Russian Artist Creates Venus de Milo from Scraps of Ads

PHOTO by zoomstreetart / Instagram
An unusual incarnation of the ancient goddess appeared on a façade in central Moscow

Zoom, an anonymous Moscow street artist, uploaded a picture of his new creation to his Instagram account – an image of Venus de Milo, assembled out scraps of advertisements.

The artwork, which Zoom called “Venus de Mosca” (“Venus of Moscow”), appeared on the wall of a building in the Bolshoi Palashevsky Lane. According to the artist, the object was not created directly on the wall, but was first prepared in the workshop.

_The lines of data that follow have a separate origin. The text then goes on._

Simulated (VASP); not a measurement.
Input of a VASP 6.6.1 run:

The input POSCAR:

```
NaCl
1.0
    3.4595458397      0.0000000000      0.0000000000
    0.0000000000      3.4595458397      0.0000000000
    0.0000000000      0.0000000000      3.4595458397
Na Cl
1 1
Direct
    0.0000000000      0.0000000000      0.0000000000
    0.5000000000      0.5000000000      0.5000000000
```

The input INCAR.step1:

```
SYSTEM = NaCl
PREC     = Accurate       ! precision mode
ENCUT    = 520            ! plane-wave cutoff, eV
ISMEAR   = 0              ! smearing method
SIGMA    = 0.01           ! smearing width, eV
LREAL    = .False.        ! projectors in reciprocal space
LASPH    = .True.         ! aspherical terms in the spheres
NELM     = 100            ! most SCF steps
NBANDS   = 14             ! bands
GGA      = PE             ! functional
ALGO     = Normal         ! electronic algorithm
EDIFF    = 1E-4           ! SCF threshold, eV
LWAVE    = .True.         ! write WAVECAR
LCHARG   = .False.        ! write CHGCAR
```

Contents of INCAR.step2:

“Each cluster had to be prepared separately and only then glued to the wall,” the artist commented.

Venus 2

Zoom calls his genre a “street art without vandalism” as he tries to use not only traditional stencils and spray cans for self-expression, but also printed posters, painter’s tape and even out-of-use audio cassettes.

Venus 3

“I have no illusions about the level of my work. Zoom is interesting only against the backdrop of a dreary cemetery which Moscow represents in terms of street art. Of course, I am pleased when I am called an artist, but honestly, what kind of artist am I? Egon Schiele or Van Gogh are artists, but my goals are different. I'm just a figure of pop culture, a street designer. I'm not pushing anything out of myself, I just enjoy it,” the artist told the Afisha.Daily online magazine in an interview last year.